They’ve got sensitivity in spades, though it’s hidden by scuzz and disharmony.
Daniel Ross 2010
There is an underlying grapple amongst the music of dusty Texans The Strange Boys, one that alternates between candy-pop and impenetrably scratchy rock. In a way, they’re the perfect band for young rockers to hear and be influenced by. A rich musical history and schooling runs through them, from Love and The Velvet Underground through to more conventional beat-led standards of The Rolling Stones, but with a big enough twist of modernity to plant them firmly in 2010. All the ingredients are there – a potentially huge single in the title-track, Strokes-ian hype machine ready to hop into action and, crucially, some decent tunes to back it up with.

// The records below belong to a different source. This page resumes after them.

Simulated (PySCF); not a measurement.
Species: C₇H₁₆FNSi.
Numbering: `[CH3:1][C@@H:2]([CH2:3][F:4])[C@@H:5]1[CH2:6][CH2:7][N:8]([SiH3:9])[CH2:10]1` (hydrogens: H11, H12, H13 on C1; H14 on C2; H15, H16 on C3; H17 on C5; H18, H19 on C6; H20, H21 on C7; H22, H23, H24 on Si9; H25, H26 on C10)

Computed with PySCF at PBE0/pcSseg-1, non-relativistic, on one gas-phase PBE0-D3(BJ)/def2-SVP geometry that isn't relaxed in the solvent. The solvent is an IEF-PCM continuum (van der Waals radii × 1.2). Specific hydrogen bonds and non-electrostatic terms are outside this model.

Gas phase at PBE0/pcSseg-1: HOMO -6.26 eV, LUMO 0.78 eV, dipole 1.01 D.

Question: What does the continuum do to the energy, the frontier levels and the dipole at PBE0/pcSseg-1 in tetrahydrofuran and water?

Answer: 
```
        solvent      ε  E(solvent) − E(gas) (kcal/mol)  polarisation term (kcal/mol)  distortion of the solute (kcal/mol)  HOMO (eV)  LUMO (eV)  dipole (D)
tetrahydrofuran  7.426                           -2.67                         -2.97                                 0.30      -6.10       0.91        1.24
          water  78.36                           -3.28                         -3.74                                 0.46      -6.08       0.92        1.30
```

When singer Ryan Sambol’s vocals begin to pile into your consciousness, the first priority is not to hear what he’s singing, but to discover if this is what one might loosely term singing. Prolonged listening, though, reveals that he has innate melodic instincts, but he is determined to wrap them in barbed wire. As the songs progress, the challenge becomes working out exactly what conventional melody The Strange Boys had in mind before they happily pillaged it into an unrecognisable state.
The words themselves, then, are something to consider after you’ve digested the sonics. Broadly swaggering and occasionally hilarious, they suit the desert-dry recordings perfectly. On Laugh At Sex, Not Her, the humorous predicament of over-hearing some nocturnal flatmate’s shenanigans is buoyed quite sweetly by the distant, winding guitar line – we’re encouraged to laugh along at this sordid voyeurism and, to be honest, there’s nothing guilty about that particular pleasure. When introspection reigns on All You Can Inside, with its Leonard Cohen-esque lilt, the tendency is to study each and every crackle of Sambol’s voice, the governing quiet a wonderful accompaniment to his words.
2010, then, seems to be somewhere we can place a little bit of faith that rock‘n’roll will continue happily along its merry path to the mainstream. Be Brave is not quite the barnstormer that its lead single suggests, but there is enough gumption to see The Strange Boys through any scrutiny of their credentials. What’s more, folk will discover that they’ve got sensitivity in spades, as much as they might try to hide it with scuzz and disharmony.